Verbal Attrition: The Changing Rhetoric of War
- CF McHale
- Jun 18
- 1 min read

There was a time when war was just war. Bad enough, sure—but still contained. Then came the invasion of Iraq. Suddenly, it wasn’t war. It was The Mother of All Wars. A phrase borrowed from Saddam Hussein, delivered with apocalyptic grandeur. War had rebranded itself.
And so began the poetic escalation. I’ve stood in the middle of the Arabian Peninsula and felt it—the language in the air. Even the dust seemed to whisper in verse. It’s no wonder many Islamic leaders speak of death and destruction with the cadence of prophecy. They turn battlefield into metaphor. Their missiles arc like calligraphy against the desert sky.
Enter Trump. No poetry here. Just caps lock.
Iran threatens?
TRUMP TWEETS:
“IF IRAN WANTS TO FIGHT, THAT WILL BE THE OFFICIAL END OF IRAN.”
It’s less calligraphy, more WWE promo. Less Shakespeare, more shotgun wedding. The Supreme Leader of Iran, by contrast, fires back in flowing phrases about “the rotting empire” and “the final collapse of Zionist arrogance,” which sounds like a lost page of the Book of Revelations.

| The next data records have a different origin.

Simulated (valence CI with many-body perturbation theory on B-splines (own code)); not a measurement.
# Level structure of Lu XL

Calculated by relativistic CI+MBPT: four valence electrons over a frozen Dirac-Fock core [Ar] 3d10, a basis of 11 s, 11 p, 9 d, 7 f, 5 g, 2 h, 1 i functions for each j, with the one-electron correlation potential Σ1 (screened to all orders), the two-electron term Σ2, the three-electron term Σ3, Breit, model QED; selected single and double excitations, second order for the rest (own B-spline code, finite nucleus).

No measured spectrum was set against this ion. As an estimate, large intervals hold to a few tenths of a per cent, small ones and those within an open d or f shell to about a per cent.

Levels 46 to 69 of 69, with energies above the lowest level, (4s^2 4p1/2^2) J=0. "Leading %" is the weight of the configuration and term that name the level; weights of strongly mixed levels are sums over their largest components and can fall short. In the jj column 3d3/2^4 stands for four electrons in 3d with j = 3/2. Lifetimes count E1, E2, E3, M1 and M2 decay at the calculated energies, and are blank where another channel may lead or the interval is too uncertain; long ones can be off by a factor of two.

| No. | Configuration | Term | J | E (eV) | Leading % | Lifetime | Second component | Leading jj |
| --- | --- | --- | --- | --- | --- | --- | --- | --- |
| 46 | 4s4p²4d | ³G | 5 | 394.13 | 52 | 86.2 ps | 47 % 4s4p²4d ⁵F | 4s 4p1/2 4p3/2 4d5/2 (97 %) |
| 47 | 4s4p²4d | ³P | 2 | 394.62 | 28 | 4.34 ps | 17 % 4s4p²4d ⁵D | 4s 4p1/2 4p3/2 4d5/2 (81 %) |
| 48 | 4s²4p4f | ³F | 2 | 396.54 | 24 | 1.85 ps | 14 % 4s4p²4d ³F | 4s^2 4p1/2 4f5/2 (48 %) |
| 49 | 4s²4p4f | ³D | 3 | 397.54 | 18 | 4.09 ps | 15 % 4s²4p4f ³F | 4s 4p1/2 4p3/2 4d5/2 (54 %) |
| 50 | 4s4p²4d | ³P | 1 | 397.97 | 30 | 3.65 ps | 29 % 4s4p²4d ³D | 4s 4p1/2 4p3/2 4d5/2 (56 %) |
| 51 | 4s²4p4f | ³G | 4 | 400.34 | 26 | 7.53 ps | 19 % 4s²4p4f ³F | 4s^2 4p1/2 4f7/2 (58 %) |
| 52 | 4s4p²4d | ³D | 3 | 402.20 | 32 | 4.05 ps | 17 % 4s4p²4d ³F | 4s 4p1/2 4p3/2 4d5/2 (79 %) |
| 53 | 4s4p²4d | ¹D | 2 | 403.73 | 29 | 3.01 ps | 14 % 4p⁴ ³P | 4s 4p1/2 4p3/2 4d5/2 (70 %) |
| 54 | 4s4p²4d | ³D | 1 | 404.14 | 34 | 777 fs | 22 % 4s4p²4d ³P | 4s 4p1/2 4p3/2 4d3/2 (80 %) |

So now, the war isn’t on the ground. It’s in the airwaves. It’s a duel of metaphors versus mayhem, with each side trying to out-punch the other using nouns. Nuclear nouns. Holy rage. Total annihilation.
The bombs haven’t dropped, but the words have.
And that, apparently, is strategy.
Let’s call it what it is: Verbal attrition.
Because in this theater of language, whoever shouts most creatively gets to declare moral victory.